With 14 investment promotion agencies (IPAs) granting business incentives that do not complement each other, the system has turned into a complex set of rules in which investors resort to “forum-shopping” by comparing various laws governing these IPAs and choosing the best package for them, according to Finance Undersecretary Karl Kendrick Chua.

Chua said incentives complicate tax administration and encourage businesses to employ transfer pricing and profit-shifting schemes in which related companies subject to different tax regimes transfer profits to another entity enjoying tax holidays and shift expenses to an entity subject to tax so that they get to reduce their tax payments.

Chua said that besides the Board of Investments (BOI) and the Philippine Economic Zone Authority (PEZA), 12 other ecozones are authorized to grant incentives, with no clear coordination among them and the tax administration authority.

Other countries mostly have only one or two IPAs, he noted.

“Our system has created a very unfair system wherein those paying the regular rate pays 30 percent of their net taxable income. But, those receiving the holidays and the special rates only pay one-third of that at around 6 to 13 percent of their effective tax rates,” Chua said​.

Companies paying the regular 30 percent rate, Chua noted, are mostly small and medium enterprises (SMEs), while those enjoying fiscal incentives are big corporations.

“The present fiscal incentives system (in the country) has been suffering from policy overload such that there is now a proliferation of incentives laws granting tax and duty exemption privileges. This results in forum-shopping where investors compare various laws and choose the better package, or double-dipping where investors avail themselves of tax incentives in more than one law,” he said.

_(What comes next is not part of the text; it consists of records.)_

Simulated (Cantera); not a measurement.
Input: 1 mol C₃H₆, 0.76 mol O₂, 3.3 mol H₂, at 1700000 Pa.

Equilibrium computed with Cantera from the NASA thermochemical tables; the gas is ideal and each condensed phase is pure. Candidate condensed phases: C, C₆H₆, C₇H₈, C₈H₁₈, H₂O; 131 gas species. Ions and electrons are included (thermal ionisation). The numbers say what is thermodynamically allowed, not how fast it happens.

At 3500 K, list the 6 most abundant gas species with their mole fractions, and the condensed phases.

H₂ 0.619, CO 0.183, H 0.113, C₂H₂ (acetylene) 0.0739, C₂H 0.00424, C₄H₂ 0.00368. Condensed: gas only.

He likewise noted that the BOI formulates the Annual Investment Priorities Plan (IPP) and at the same time acts as an incentive granting body.

Chua said that among the 14 IPAs, the PEZA accounted for the bulk at more than P66 billion worth of income and customs duty tax perks given in 2015, followed by the BOI with P29 billion, and the 12 other ecozones accounting for P9.4 billion worth of incentives for a total of P104.40 billion for that year.

In terms of sector, the bulk of the incentives goes to electronic manufacturing, followed by BPO services, and logistics, Chua said.

He underscored the need to streamline the current institutional framework for granting tax incentives so that all IPAs follow a single menu of incentives rather than come out with their respective set of rules that do not complement each other.

The government, according to Chua, collects income taxes from large corporations and other private firms representing only 3.7 percent of the country’s Gross Domestic Product (GDP), or a collection rate of a low 12 percent because of 315 laws or provisions that grant businesses tax breaks and other perks.

Chua said that compared to other economies in the Association of Southeast Asian Nations (ASEAN), the Philippines imposes the highest corporate income tax (CIT) rate but is among those at the bottom in terms of collection efficiency.

The Philippines, he said, currently imposes a CIT rate of 30 percent but with a tax collection efficiency rate of only 12.3 percent, while Thailand’s CIT rate is only 20 percent but it collects almost triple–a 30.5 percent efficiency rate–that represents 6.1 percent of its GDP.

Vietnam’s CIT rate is 25 percent but it collects even more with a 29.2 percent tax efficiency rate representing 7.3 percent of GDP. Malaysia’s 24 percent CIT generates a 27.1 percent efficiency rate in terms of collecting taxes, which is 6.5 percent of GDP.

Following the enactment of the Tax Reform for Acceleration and Inclusion Act (TRAIN), which slashes personal income tax rates while raising additional revenues for infrastructure and social services, the DOF submitted to the House of Representatives this January this proposal​ to modernize fiscal incentives while lowering corporate income taxes. This proposal is Package 2 of the Duterte administration’s Comprehensive Tax Reform Program (CTRP). ​

Under Package Two, the DOF aims to lower the CIT rate to 25 percent, while rationalizing incentives for companies to make these “performance-based, targeted, time-bound, and transparent,” Chua said.

Through this proposal, the government would be able to ensure that incentives granted to businesses generate jobs, stimulate the economy in the countryside and promote research and development; contain sunset provisions so that tax perks do not last forever; and are reported so the government can determine the magnitude of their costs and benefits to the economy.

The DOF is targeting to submit this revenue-neutral proposal to the House of Representatives this January.